Things that I don’t know about:
Coins: Can I etch/engrave coins? (Can I give George Washington a mustache on the US quarter?) Can I cut through the copper jacket of a penny to the white zinc inside? Or do coins reflect the laser and cause damage?
Aluminum cans (or metal cut from aluminum cans): I think the painted cans (coke, sprite) should etch like anodized aluminum.
Big steel plate: I’ve got a big, thin steel plate. I usually use it for soldering (so hot melt doesn’t hit the workbench.) If it doesn’t hurt the laser, then I want to use it as a base-plate when cutting without the crumbtray. (But if it could hurt the laser, then it’s a bad idea.)
Alternate base-plate idea: hard drive cases from dismantled hard drives. (I think they are aluminum since they are not magnetic.) Again, if it doesn’t reflect the laser, then it should make a good base plate.
Is there any easy test for determining whether a new material will reflect the laser?
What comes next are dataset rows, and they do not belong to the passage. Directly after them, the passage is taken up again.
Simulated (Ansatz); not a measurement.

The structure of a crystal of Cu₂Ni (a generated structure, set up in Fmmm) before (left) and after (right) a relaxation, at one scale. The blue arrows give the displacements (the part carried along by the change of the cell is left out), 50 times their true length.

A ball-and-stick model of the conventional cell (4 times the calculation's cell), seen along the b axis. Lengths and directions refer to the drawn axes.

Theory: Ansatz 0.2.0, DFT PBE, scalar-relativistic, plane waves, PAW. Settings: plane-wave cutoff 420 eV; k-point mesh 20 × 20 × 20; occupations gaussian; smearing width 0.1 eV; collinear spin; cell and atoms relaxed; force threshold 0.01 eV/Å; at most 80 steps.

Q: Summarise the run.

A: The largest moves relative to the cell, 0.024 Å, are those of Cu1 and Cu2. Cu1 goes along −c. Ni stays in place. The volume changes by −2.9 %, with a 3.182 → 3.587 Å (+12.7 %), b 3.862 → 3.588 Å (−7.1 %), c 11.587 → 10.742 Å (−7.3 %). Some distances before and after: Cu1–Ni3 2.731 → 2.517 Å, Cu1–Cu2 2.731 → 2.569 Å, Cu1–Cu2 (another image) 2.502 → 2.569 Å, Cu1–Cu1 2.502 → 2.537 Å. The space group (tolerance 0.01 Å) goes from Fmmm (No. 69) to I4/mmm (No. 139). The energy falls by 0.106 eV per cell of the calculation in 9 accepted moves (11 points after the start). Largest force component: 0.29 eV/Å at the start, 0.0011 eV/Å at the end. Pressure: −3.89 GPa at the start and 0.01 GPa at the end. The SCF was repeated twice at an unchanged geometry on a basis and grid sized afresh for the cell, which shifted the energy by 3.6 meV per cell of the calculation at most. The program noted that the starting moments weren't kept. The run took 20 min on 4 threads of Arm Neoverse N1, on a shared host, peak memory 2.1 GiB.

The simplest rule of thumb for metal is that if it has no laserable coating you don’t do it. Painted is okay, anodized is great, or laser specific coatings.
You can laser engrave non-anodized metals, but you need something like Cermark or moly-lube to coat the surface. The laser then creates a bond between the coating and the metal, instead of engraving the metal directly.
You would need a laser much more powerful than the GF to cut metals; and most metals require a Fiber laser, I believe.